Cover of Chapel Road

Dalkey Archive Press

Chapel Road

Louis Paul Boon, Adrienne Dixon

Fiction €18.00

A meta-textual matryoshka doll of a novel from a renowned voice in Flemish literature. 

The twisting narrative of Louis Paul Boon's 1953 masterpiece follows a young girl named Ondine and her brother Valeer, born into poverty at the turn of the century in the industrial city of Aalst, Belgium. Ondine's coming of age is interwoven with a reworking of the medieval fable of Reynard the Fox, as well as a metanarrative in which an author named Louis Paul Boon and his colorful group of friends discuss the writing of a novel named Chapel Road, debating how best to present Ondine's story.

Groundbreaking among post-war Dutch literature for its postmodern structure and irreverent, dialect-studded use of language, Boon's allegory of the rise and fall of socialism in Flanders presents his theory of the novel as a type of "illegal writing" where digressions are far more important than a carefully constructed plot.

Introduction by Chad W. Post

Louis Paul Boon (1912-1979) started out as a house painter but went on to become the author of a large and rich oeuvre spanning several genres: from the compelling historical epics he composed later in life to his sharp, witty work as a newspaper columnist and his tongue-in-cheek, scabrous novels. Boon is one of the most important writers of Flemish literature in the twentieth century, a keen observer of society, the individual and the interplay between them.

Adrienne Dixon is a translator of Dutch and Flemish literature.
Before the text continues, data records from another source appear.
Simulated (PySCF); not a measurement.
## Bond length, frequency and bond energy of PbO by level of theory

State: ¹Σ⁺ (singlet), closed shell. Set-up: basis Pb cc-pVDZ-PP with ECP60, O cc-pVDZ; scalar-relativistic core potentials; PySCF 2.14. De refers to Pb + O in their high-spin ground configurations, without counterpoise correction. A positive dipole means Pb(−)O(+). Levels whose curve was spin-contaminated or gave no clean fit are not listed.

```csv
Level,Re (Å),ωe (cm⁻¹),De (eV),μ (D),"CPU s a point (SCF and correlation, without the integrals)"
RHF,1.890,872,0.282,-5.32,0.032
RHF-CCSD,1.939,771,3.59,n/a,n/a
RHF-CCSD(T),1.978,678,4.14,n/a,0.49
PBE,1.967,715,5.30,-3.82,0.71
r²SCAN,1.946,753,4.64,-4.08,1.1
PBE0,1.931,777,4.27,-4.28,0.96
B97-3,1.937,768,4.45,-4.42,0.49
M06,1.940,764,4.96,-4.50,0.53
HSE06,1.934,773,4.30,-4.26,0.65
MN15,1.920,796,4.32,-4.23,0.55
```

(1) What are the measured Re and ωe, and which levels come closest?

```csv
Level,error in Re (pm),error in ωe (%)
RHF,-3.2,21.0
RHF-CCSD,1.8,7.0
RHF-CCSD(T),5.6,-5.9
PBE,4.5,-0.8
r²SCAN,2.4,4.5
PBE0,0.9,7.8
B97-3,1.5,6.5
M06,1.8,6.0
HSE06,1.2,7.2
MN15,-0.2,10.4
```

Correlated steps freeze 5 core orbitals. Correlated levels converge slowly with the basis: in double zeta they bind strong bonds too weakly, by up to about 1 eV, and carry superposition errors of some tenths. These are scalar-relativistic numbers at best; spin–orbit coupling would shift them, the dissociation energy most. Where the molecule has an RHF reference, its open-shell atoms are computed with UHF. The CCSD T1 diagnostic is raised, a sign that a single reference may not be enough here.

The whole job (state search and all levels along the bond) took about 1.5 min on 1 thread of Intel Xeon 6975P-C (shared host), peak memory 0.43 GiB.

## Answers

Chad W. Post is the founder and publisher of Open Letter Books. He is also the editorial director of Dalkey Archive Press, where he was formerly the associate director. Over the course of his career, he founded the Translation Database, the Best Translated Book Awards, multiple literary podcasts (Two Month Review, Three Percent), the Three Percent website, and currently writes two newsletters: The Three Percent Problem, and Mining the Dalkey Archive. He is also the author of The Three Percent Problem: Rants and Responses on Publishing, Translation, and the Future of Reading. His articles and book reviews have appeared in a range of publications. In 2018 he received the Words Without Borders Ottaway Award for the Promotion of International Literature.